What is known about the plethysm $\text{Sym}^d(\bigwedge^3 \mathbb{C}^6)$

No, it is not multiplicity-free. Already for $d=6$, this representation contains the Schur functor $S^{4,4,4,2,2,2}$ twice. This can be easily checked in Magma (even the online calculator) issuing the commands

Q := Rationals();

s := SFASchur(Q);

s.[6]~s.[1,1,1];

Ignoring the Schur functors that vanish on $\mathbb{C}^6$, we obtain

s.[4,3,3,3,3,2] + 2*s.[4,4,4,2,2,2] + s.[5,4,3,3,2,1] + s.[5,4,4,2,2,1] + s.[5,5,4,2,1,1] + s.[5,5,5,1,1,1] +s.[6,3,3,3,3] + s.[6,4,4,2,2] + s.[6,5,5,1,1] +s.[6,6,6]

A trivial remark: for $d=4k$ the module $[2k,2k,2k,2k,2k,2k]$ should appear. This is because of the degree four relative invariant listed in Proposition 7 page 81 of the classic and very long paper by Sato and Kimura on Prehomogeneous vector spaces.

The quartic invariant is described explicitly in Ring of invariants of $\operatorname{SL}_6$ acting on $\Lambda^3 \mathbb C^6$

Robert Bryant mentions in that question that the quartic invariant generates the invariant ring. This should imply that the only modules $[m,m,m,m,m,m]$ you will see for general $d$ are the ones I just described, with multiplicity one.

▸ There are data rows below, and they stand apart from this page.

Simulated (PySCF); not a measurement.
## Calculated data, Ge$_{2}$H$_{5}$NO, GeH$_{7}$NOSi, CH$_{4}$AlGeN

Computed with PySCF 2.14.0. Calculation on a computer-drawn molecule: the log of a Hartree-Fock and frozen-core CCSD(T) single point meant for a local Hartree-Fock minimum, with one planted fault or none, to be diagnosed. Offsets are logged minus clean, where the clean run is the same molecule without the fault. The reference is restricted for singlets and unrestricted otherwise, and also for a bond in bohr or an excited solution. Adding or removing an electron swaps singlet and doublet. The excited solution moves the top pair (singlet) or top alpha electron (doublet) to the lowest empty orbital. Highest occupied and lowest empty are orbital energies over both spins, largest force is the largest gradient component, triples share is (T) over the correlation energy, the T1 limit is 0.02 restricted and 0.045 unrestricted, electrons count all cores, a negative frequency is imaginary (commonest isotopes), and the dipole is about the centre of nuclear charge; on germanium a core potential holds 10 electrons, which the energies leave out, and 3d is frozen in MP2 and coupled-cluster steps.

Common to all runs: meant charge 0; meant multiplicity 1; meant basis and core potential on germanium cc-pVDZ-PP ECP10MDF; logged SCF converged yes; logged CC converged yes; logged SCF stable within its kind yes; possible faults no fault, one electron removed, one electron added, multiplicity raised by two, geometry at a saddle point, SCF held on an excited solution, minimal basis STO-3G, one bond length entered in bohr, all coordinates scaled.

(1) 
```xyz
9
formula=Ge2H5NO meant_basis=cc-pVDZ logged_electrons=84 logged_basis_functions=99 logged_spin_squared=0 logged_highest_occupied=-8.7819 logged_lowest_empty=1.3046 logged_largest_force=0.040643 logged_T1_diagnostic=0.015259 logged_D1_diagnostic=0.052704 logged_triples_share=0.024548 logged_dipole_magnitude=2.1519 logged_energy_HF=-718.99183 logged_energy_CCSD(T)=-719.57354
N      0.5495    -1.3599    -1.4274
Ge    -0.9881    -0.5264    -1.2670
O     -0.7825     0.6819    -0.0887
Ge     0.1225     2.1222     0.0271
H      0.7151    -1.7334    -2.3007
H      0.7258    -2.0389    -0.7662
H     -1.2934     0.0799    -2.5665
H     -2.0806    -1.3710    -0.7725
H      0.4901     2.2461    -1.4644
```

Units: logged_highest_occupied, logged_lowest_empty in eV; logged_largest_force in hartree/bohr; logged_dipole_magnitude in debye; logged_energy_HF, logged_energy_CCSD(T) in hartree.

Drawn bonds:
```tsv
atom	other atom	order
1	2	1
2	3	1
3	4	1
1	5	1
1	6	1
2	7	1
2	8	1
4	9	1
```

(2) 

$$\bigoplus_{k \ge 0} t^k Sym^{k} V = \frac{1}{(1−tV)(1−t^2 \mathbf{g})(1−t^3 V)(1−t^4)(1−t^4 V_2)},$$ where $V = \wedge^3 \mathbb{C}^6 = [0,0,1,0,0], V_2 = [0,1,0,1,0]$, and $\mathbf{g} = [1,0,0,0,1].$

See section 6 of "Series of Lie Groups" by Landsberg and Manivel.